Nicholas Sparks with “Dear John” star Amanda Seyfried
Under the covers with novelist Nicholas Sparks
Subtext
Although he’s behind a number of popular films, Sparks says he’s remained low-key: “It would be wonderful to think that the world is full of readers, but it’s not. More people would recognize “The Notebook” than Nicholas Sparks. It’s on cable every month, and it’s been seen by 400 million people, whereas 20 percent of the U.S. population reads novels.”
With 15 best-selling novels and six film adaptations under his belt, Nicholas Sparks is one of the most successful writers working today — and he does sit down to work every day. The man behind “Dear John,” which beat “Avatar” for the No. 1 spot at the weekend box office, talks about making movies and making people cry.
When you write a book, is a film adaption in your mind?
No, I’m a novelist. The day I figure out Hollywood, I think I’ll be the first in town. It’s a complicated thing, and that’s a world that I can’t control. The only world that I can control is the world of writing a novel, because if I write it, it will get published.
But there isn’t a part of you thinking, “How will this be adapted?”
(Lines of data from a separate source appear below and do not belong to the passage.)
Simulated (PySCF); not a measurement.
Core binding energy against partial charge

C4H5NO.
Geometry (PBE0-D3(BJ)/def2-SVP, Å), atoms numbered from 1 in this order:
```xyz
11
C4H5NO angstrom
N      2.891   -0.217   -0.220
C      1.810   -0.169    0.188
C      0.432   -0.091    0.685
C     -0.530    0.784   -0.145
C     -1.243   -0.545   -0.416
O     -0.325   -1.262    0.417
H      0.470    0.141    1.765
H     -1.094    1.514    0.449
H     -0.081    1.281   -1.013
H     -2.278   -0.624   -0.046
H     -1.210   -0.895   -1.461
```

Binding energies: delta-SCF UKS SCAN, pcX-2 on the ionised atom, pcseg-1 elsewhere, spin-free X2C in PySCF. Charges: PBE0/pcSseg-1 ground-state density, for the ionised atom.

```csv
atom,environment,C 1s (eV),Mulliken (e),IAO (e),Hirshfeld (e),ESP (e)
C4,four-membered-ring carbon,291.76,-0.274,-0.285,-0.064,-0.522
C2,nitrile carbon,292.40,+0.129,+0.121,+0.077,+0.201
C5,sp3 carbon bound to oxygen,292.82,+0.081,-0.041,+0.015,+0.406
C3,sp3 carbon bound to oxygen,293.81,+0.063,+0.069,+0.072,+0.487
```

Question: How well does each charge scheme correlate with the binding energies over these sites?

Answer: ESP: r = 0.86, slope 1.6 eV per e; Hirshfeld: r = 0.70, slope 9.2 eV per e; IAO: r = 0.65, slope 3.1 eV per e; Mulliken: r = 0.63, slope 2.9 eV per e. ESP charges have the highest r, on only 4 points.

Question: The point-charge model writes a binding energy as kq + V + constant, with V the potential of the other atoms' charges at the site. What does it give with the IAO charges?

The only way I think about film in the process of writing is to be aware of films with the knowledge that I’m trying to write an original story. I don’t want to write a book that’s been written before. At the same time, I don’t want to write a novel that feels like you just saw it in a movie. For instance, I would never write a love story set on the Titanic. It was never a book. It would be original in literature, but it’s not original.
So, why do you like to make people cry?
That is certainly not the reason I write what I write. I write in the genre of the Greek tragedies. You cover the full spectrum of human emotions. So sadness is certainly part of that. It just happens that most people remember the sadness. That’s not my fault, though.